Git Product home page Git Product logo

buzsaki-lab-to-nwb's Introduction

buzsaki-lab-to-nwb

NWB conversion scripts for popular datasets. A collaboration with Buzsáki Lab.

Clone and dev install

$ git clone https://github.com/catalystneuro/buzsaki-lab-to-nwb
$ pip install -e buzsaki-lab-to-nwb

Alternatively, to clone the repository and set up a conda environment, do:

$ git clone https://github.com/catalystneuro/buzsaki-lab-to-nwb
$ cd nwb-conversion-tools
$ conda env create --file make_env.yml
$ conda activate buzsaki-lab-to-nwb-env
$ pip install .

Workflow

Here is a basic description of the standard conversion pipeline for this project.

Download local data

These datasets can sometimes be multiple TB in total size, so direct download to local devices for conversions is not recommended. Instead, we'll use a remote server for full runs of scripts developed and tested locally - more on that in the final steps.

For local debugging, it is recommended to download one random session from each subject of the dataset. You can find the globus endpoint here: https://buzsakilab.com/wp/ -> Databank -> Globus Datasets.
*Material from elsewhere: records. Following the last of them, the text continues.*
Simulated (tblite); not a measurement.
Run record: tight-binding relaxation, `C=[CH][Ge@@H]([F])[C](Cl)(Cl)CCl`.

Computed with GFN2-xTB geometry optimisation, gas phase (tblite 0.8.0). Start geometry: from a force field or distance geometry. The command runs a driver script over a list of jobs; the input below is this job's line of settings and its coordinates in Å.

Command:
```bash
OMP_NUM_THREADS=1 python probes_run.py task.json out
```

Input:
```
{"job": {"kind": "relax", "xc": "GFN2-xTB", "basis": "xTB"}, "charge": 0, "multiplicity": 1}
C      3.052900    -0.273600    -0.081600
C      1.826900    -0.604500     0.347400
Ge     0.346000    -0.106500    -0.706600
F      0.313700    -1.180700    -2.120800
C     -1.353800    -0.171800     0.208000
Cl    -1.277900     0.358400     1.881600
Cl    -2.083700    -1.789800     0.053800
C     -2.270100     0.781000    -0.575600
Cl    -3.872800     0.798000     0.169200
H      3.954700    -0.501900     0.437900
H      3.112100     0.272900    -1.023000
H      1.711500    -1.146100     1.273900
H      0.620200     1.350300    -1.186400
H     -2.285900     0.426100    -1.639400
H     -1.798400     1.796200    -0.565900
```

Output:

For example, the PetersenP dataset has subject subfolders MS{x} for x = [10, 12, 13, 14, 21, 22].

Each of these contains multiple sessions for each subject, of the form Peter_MS{x}_%y%m%d_%h%m%s where the remaing details are datetime strings of the start time for each session. There may also be additional strings appended to the session name.

For prototyping, we would download a randomly chosen session for each subject. If none of these contain any raw data (.dat files), I would recommend specifically finding a session that does contain some so that it is included in the prototyping stage.

In some cases, there may be more subjects or sessions included in the globus dataset than were used in the corresponding publication; start confirming this by going through the methods or supplementary section of the corresponding paper to see if those details are included. If not, send an email to the corresponding author to obtain a list of sessions used for final analysis. A good example of this in the PetersenP dataset is that MS14 was not actually used in the publication even though there is data available for it; thus, we will skip this mouse when converting the dataset.

Build converter class

From nwb-conversion-tools, construct an NWBConverter class that covers as many of the data types available in the dataset. For example,

class PetersenNWBConverter(NWBConverter):
    """Primary conversion class for the PetersenP dataset."""

    data_interface_classes = dict(
        NeuroscopeRecording=PetersenNeuroscopeRecordingInterface,
        NeuroscopeLFP=PetersenNeuroscopeLFPInterface,
        PhySorting=PhySortingInterface,
    )

We will add more interfaces later as we develop them custom to each experiment.

Build conversion script

Construct a script that instantiates the converter object as well as specifies any other dataset metadata that applies to each session. It is recommended to apply paralleziation at this stage as well. This will be the primary way you end up running the conversion in the final steps.

These can honestly just be copied & pasted from previous conversions, such as https://github.com/catalystneuro/buzsaki-lab-to-nwb/blob/add_petersen/buzsaki_lab_to_nwb/petersen_code/convert_petersen.py, with all dataset specific naming and descriptions updated to correspond to this particular conversion.

Be sure to keep stub_test=True as a conversion option throughout this step in order to debug as quickly as possible.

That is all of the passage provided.